After spending weeks warning Donald Trump that he needed to up his game in order to prevent a Kamala Harris victory in November, Republican pollster and former strategist Frank Luntz predicted that Tuesday night’s poor presidential debate did Trump in for good.

“It was a pretty negative performance—pretty pessimistic, cynical, contemptuous,” Luntz said Wednesday on Piers Morgan Uncensored. “And I think that this will cost him, yes.”

“I’m trying to decide if I want to go on record, and the answer is yes,” he added, “I think that he loses because of this debate performance.”

Following the debate, which saw Harris come out on top, according to polls, focus groups, and many network commentators, Trump lashed out at the moderators for fact-checking his many false claims.

Harris immediately challenged the former president to another encounter, but Trump told Fox News Wednesday morning that he would be “less inclined” to participate because, as he saw it, he did so well the first time.

Luntz made his prediction regardless of whether any additional debates take place.

“This is not the worst debate performance I’ve seen in my career, but it’s very close to it,” Luntz said, citing “the conversations about people eating dogs and cats, calling the leader of Hungary one of the greatest world leaders, repeatedly missing the opportunity to focus on inflation and affordability, and the complete inability to present his point of view without completely tearing into her, into Joe Biden, into whomever was in his sights.”

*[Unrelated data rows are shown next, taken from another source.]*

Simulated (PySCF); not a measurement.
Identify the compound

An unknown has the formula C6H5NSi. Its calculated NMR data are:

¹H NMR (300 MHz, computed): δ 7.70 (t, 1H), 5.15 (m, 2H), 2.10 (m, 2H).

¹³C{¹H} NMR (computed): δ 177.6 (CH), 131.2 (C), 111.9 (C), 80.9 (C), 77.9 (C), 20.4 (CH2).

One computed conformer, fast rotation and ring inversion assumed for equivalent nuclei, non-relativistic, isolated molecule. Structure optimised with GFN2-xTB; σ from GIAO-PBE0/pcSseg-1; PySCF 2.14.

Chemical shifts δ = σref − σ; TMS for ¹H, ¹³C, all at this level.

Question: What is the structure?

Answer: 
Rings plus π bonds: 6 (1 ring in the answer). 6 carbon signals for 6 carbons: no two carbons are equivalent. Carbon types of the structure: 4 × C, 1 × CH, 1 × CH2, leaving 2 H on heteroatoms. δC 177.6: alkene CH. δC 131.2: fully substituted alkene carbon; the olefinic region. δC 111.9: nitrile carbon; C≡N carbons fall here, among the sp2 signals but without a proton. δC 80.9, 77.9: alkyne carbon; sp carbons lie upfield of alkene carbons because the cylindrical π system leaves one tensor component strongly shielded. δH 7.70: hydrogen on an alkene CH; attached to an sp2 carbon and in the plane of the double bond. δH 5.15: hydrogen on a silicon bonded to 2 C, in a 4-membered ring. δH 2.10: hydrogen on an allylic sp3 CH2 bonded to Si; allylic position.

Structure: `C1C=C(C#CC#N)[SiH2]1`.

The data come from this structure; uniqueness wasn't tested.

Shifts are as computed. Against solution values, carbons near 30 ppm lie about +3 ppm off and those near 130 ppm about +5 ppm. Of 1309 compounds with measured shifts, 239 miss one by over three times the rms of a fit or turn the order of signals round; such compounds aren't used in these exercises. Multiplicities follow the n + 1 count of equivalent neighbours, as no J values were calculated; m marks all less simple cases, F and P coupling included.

It’s safe to say that Trump didn’t adhere to Luntz’s advice following Harris’ sudden entry into the race in July. The following month, Luntz told CNBC that Trump should stop talking about the size of his rally crowds—something he immediately did Tuesday after Harris mentioned his ongoing fixation with the topic.

Luntz said on CNN around the same time that Trump “has been very negative and very hostile”—traits that he said showed themselves again Tuesday night in front of an audience of 67.1 million, according to Nielsen.